Essay / Culture

Happy Birthday G.F. Handel (1685)

Georg Frideric Handel was born on February 23, 1685. He left us a body of musical work that is unsurpassed. His inescapable masterpiece is the sacred oratorio called Messiah, which is a comprehensive history of Western music and a singable systematic theology all wrapped up in one.

G.K. Chesterton once said that popular misconceptions are almost always right, and the public mis-perception of Messiah is a good case in point. Most people think of it as a Christmas concert that ends with the Hallelujah chorus. But it is not primarily about the Nativity of Christ, and the Hallelujah chorus company only signals the end of part II, while the true conclusion is “Worthy is the Lamb, Amen,” which comes after another dozen numbers, some of them quite long.

So why do people think of Hallelujah as the end of the Messiah? Certainly it is a memorable moment, so climactic that anything which follows it is in danger of being rendered anti-climactic. Handel is so judicious and understated in his deployment of major orchestral force that by the time he unleashes the torrential outpouring of the Hallelujah chorus, his intent is to blow the audience away; which he does.

But there may be another reason people think of Hallelujah as the end of Messiah: this might be where the audience’s attention span is finally stretched to its breaking point. It might just be that this oratorio is too long. I used to blame my own modern short attention span, and tell myself that back in the good old days before television, people sat through three hours of oratorio without flinching or yawning once. That may be, but now I’ve seen most of Messiah performed over a dozen times, and have listened to recordings of the whole thing hundreds of times, and I think that after blaming myself I might have some blame left over for the artist. No matter how great a piece of art is, it needs to be of a scale that can be appreciated by a human audience. There are notes above the human range of hearing, but composers shouldn’t use them unless they’re performing for dogs. Similarly, there are very few numbers I could imagine omitting from Messiah, but the total composition is too big to keep in your mind all at once. I think the same might be true of Michelangelo’s Sistine chapel ceiling, which wants it both ways at once: it asks to be seen all at a single glance, but it covers too much surface area for the human eye to take it in at a glance and keep the details in meaningful relations. Messiah might be a bit like that, giving a partial truth to the popular misconception that it ends with the Hallelujah chorus.

And perhaps the misconception that Messiah is uniquely Christmas music also contains some truth. It is of course false: Messiah covers a vast tract of salvation history, sweeping across the old covenant landscape, over advent, through the healing ministry of Christ, his death, resurrection, ascension, and enthronement, and on through the age of the church’s gospel proclamation to the ends of the earth, to the final eschatological triumph of our God and of his Christ in which the redeemed rise from the dead and sing all together, Worthy is the lamb. Why, in light of this long sweep from Isaiah to Revelation, do people remember only the Christmas section, forgetting everything from Behold the Lamb to Worthy is the Lamb?

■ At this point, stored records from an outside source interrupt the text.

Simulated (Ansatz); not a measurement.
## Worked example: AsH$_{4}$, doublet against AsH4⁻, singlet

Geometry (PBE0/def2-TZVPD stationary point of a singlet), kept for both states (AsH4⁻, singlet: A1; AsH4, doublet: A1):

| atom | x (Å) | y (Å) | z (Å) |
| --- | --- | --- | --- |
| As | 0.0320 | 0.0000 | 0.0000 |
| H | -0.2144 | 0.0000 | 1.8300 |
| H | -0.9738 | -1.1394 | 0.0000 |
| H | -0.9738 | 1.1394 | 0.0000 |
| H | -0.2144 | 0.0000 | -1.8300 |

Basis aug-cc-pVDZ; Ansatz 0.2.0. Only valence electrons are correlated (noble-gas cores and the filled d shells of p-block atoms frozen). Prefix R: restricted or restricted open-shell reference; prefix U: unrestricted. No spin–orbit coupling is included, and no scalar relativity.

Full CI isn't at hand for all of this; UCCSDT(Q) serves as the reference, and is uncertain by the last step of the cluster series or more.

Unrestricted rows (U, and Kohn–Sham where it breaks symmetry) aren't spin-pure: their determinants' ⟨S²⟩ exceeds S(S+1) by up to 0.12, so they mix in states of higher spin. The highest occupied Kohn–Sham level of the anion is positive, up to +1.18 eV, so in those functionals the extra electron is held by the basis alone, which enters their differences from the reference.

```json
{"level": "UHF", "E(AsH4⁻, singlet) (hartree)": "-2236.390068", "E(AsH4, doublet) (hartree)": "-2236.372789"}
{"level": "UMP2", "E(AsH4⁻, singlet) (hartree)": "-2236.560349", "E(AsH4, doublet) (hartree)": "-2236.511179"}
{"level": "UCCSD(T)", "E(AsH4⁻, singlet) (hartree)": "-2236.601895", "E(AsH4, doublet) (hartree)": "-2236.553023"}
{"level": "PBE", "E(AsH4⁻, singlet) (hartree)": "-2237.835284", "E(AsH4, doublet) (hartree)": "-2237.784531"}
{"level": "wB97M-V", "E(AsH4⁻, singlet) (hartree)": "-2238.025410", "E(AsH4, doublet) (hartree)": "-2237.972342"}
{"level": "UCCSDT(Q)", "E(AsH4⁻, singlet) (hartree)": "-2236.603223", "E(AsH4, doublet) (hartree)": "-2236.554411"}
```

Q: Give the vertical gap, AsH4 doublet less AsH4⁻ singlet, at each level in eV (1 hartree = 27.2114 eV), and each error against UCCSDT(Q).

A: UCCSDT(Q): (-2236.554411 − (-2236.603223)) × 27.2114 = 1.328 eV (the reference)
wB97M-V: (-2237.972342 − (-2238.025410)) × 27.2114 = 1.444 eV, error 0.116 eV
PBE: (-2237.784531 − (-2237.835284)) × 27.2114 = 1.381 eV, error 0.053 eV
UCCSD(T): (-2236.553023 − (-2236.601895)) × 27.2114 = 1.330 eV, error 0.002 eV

For one thing, the advent and nativity sections, which are among the most striking and memorable portions of Messiah, have also the great advantage of occurring early in the evening, when your attention is still sharp and your bottom is not sore. The pastoral scene of shepherds and angels is also the part of the text which most nearly approaches direct narration of an event from salvation history. You could almost film that section, and it provides a concreteness, a geographical distinctness, and a specificity of mental image which is crucial for the rest of the work. It makes you think of sheep. And then section two begins with Behold the Lamb, moves through All we like Sheep have gone astray, and part three ends with Worthy is the Lamb, or as the librettist of the piece, Jennens, summarizes, “the glorification of the Messianic victim.” He came to accomplish a costly redemption; the incarnation is ordered to the passion; thus the Bible teaches and the church confesses as it always has.

In the words of Revelation 5:13 and Handel’s Messiah, Amen.